Trent Gardiner Frayne (September 13, 1918 – February 11, 2012) was a Canadian sportswriter whose career stretched over 60 years. Pierre Berton described Frayne as “likely Canada's greatest sportswriter ever."

"Billy" Frayne, as he was known as a youth, was the only child born to father Homer, who was a railroader for the Canadian Pacific Railway and mother Ella Trent in Brandon, Manitoba.

He began his journalism career with the Brandon Sun at the age of 15 covering minor hockey and moved to Winnipeg, Manitoba three years later to accept a job with the Canadian Press and the Winnipeg Tribune in 1938. He shared lodgings with Winnipeg Free Press columnist Scott Young and befriended Tribune columnist Ralph Allen. He covered his first World Series in 1941 and interviewed Joe DiMaggio. He left Winnipeg in 1942 for Ontario leaving his childhood nickname behind in favour of his given name of Trent.

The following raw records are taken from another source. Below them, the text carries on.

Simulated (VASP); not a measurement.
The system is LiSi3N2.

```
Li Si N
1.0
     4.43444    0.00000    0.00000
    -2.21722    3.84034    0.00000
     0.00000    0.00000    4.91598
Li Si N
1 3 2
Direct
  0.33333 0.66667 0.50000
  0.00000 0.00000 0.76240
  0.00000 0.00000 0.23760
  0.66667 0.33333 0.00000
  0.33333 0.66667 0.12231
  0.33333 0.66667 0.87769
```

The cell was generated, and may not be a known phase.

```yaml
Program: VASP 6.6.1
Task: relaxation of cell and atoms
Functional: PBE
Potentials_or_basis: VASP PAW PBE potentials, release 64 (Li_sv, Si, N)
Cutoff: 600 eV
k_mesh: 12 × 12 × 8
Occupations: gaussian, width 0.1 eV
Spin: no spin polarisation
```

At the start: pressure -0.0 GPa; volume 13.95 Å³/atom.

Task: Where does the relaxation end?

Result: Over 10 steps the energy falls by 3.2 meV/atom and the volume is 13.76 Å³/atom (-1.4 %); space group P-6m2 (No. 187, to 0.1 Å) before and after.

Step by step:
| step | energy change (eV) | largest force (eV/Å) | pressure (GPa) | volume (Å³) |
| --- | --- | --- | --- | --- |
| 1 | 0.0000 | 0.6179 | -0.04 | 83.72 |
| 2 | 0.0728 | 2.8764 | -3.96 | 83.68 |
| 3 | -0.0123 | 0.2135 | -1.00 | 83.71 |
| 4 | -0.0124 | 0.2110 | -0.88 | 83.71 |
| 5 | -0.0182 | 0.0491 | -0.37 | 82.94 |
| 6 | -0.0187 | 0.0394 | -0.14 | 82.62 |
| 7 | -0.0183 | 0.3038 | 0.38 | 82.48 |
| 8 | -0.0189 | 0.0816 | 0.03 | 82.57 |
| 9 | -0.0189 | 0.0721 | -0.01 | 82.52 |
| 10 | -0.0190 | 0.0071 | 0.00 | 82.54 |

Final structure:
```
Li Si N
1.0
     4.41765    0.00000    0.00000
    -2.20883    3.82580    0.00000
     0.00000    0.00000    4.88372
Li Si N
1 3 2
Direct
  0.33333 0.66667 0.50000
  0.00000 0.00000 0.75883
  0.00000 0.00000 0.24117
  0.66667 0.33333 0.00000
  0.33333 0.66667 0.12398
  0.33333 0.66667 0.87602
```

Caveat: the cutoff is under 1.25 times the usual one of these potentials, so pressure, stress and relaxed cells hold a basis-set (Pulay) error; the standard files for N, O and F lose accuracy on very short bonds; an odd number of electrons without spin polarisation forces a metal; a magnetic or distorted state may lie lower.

He followed Young and Allen to Toronto and joined the Globe and Mail as a general reporter earning $45 a week. At the Globe he met June Callwood whom he married in 1944. Frayne resumed his work as a full-time sportswriter when he joined the staff of the Toronto Telegram. He moved to Maclean's Magazine in the 1950 where Callwood was by then working as a freelancer. Fellow Maclean's writer Pierre Berton became a close friend and said of the couple "They were very much in love, a handsome couple who called each other 'Dreamy,'" The couple raised four children in the Etobicoke home they shared until Callwood's death in 2007. Frayne and Callwood also hosted the CBC Television talk show The Fraynes in the 1954-55 television season.